MOST furniture stocks have remained in the doldrums in the past year. However, the US economy is now on the path to recovery, which bodes well for Malaysia’s furniture makers.

In December 2016, Poh Huat Resources Holdings Bhd announced an impressive set of earnings that beat expectations. The Johor-based furniture maker posted a record-high revenue of RM535.22 million for the full year ended Oct 31, 2016 (FY2016) — 17.9% higher than the year before. The growth was thanks to sustained demand for the group’s products from the US and Canada, it says.

Although the stock rebounded to an 11-month high of RM1.76 on Dec 27 following the announcement of the stellar results, it had fallen 16% year to date.

Indeed, among the furniture counters, more than two-thirds fell from their peaks in the beginning of 2016. Latitude Tree Holdings Bhd was the biggest loser, falling 34%. It was followed by Federal Furniture Holdings (M) Bhd and SHH Resources Holdings Bhd, which fell 21% and 18% respectively. The few exceptions were Sern Kou Resources Bhd, which gained 70%, Lii Hen Industries Bhd (23% higher) and Jaycorp Bhd (up 18%).

However, the tide is likely to turn. Fund managers and analysts say the US furniture market is expected to improve in 2017. Coupled with the weaker ringgit against the US dollar, these catalysts may bring furniture counters back in favour.

“Although there are catalysts, furniture stocks have not yet recovered — most of them are still laggards,” KAF Investment Funds Bhd chief investment officer Gan Kong Yik tells The Edge.

He opines that a stronger ringgit against the US dollar at the start of 2016 may have caused investors to shun export-oriented counters, including furniture players. “There was selling pressure in export players. Investors had anticipated the ringgit to continue to strengthen against the US dollar, but it didn’t happen.”

Gan does not foresee the ringgit strengthening much in the near term.

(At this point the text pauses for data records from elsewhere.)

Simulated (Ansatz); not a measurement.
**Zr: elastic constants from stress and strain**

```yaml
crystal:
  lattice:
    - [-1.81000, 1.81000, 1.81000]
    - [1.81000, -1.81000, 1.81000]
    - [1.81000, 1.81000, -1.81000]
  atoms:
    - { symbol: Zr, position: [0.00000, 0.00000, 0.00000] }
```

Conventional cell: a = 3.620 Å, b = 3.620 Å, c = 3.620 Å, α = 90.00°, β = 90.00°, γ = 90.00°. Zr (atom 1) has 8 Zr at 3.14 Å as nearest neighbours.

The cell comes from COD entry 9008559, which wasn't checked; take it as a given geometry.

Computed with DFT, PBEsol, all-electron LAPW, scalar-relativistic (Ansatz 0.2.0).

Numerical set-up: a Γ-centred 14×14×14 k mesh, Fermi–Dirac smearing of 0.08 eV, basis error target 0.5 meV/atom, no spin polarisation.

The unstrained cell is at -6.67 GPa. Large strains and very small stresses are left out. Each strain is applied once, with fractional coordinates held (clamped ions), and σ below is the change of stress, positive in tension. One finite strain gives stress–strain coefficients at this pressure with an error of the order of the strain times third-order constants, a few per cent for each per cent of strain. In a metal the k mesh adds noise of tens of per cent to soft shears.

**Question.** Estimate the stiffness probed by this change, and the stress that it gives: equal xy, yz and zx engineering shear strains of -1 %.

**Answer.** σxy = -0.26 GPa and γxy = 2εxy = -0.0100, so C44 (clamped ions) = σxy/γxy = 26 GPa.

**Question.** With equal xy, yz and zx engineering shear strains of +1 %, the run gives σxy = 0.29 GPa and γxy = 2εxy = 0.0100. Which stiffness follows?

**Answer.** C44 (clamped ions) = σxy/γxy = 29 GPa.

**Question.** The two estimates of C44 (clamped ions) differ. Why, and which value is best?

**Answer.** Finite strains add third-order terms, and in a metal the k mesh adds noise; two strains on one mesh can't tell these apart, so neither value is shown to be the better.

The US dollar rose 16.06% against the ringgit last Thursday — at 4.4850 to the greenback — from the year’s low of 3.87 in April. Most of the products of furniture players are priced in US dollars.

In addition to the potential foreign exchange gains, these companies may start to see some exciting revenue growth as the US economy gains momentum.

Apart from the upward trend in US housing starts, economic policies that will be implemented by US President-elect Donald Trump are expected to benefit the country’s economy in the coming years. They include the massive rebuilding of infrastructure, tax cuts and the creation of jobs.

“The industry outlook is positive — local export should benefit from the recovery of the US economy. I see more upside than downside for furniture makers now, and they are in a sweet spot,” TA Securities analyst Ooi Beng Hooi tells The Edge.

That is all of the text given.